Writing Exercise 27: Write about something you feel very strongly about.
In 1948, Alfred Kinsey studied human sexuality and postulated
that the missionary position was coined by the people of the South Pacific. There, missionaries tried to convert the
natives to Christianity and wanted them to also adopt a way of having sex. The preferred way, according to the
missionaries included inserting the penis into the vagina with the man on top
and the women on the bottom. The man on
top allowed him to have more control or power over his female partner and it
was assumed that he would initiate the sexual encounter. The locals thought it strange to be
prescribed only one way to have intercourse between a man and a woman and named
this position after the missionaries.
It is now 2012 and although most people regardless of sexual
orientation have sex in many different positions, it seems like many men who
have sex with men still use hetero normative concepts, including the missionary
position to relate to sex and sexuality. Scanning through personal ads on
Craigslist, Grindr, Mister, Jack’d, or Adam4Adam, common apps or websites for
men who have sex with men to meet potential partners, one can easily find guys
declaring their sexual position as Top, Bottom or Versatile.

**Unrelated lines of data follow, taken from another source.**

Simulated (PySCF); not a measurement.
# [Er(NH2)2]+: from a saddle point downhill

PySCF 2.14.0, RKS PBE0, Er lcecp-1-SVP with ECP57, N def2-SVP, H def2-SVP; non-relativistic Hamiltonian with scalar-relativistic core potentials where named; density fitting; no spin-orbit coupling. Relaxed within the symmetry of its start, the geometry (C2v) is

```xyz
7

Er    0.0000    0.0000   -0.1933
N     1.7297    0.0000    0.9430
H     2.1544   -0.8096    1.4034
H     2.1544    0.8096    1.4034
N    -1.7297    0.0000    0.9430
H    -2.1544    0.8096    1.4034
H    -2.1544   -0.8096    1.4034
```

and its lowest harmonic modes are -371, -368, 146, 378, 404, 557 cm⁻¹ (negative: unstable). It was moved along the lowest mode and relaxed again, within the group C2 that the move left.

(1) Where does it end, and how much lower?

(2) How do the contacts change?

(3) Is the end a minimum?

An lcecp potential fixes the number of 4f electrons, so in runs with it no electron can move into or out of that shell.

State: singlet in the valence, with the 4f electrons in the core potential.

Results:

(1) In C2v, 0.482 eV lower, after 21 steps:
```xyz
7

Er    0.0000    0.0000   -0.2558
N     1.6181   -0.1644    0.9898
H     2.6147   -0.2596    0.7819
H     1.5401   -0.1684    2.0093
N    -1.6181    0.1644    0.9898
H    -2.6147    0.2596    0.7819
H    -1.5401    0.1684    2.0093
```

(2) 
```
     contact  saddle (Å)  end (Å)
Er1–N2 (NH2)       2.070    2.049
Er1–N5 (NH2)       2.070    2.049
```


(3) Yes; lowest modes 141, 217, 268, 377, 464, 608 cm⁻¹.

Although it may be helpful for a man to find a willing
partner to be the inserter or the insertee, the terms Top or Bottom is a
misnomer. One does not have to be on top
to be the inserter, or on the bottom to be the insertee. Also, these hetero normative terms describe
more than a physical position; it generally assumes the characteristics of that
man. For instance, the “Top” may be
viewed as in control and aggressive. It
can also be assumed that he would be the one in control, similar to the hetero
normative structure. However, the man
who is interested in penetrating his partner may not be, or want to be, the one
in control. Furthermore, the “Top” may
not even initiate the sexual encounter.
And of course, the reverse is true for the “Bottom.” Someone who is interested in being penetrated
could be sitting on top of their partner, might be aggressive, as well as
initiate sex. Assumptions about tops and
bottoms are made with these terms, and they could confuse the sex partners if
they aren’t clear about what they expect or want from their partner aside from penetrating
or getting penetrated.
And similar to hetero normative structures about being a man
and a woman, assumptions about tops and bottoms not only are active in the
bedroom. They are vibrant in the culture
as well. Many men who have sex with men
will value tops, much like the larger culture values men. Bottoms, are related to females and are
therefore deemed less valuable, yet more plentiful. Evidence for this can be seen in the
evolution of these terms. Someone who
enjoys being penetrated and is masculine, aggressive, and physically on top might
be referred to as a “power bottom.”
Bottoms are also wrongly assumed to be more financially dependent on
their partners, whereas tops are wrongly assumed to be more financially stable.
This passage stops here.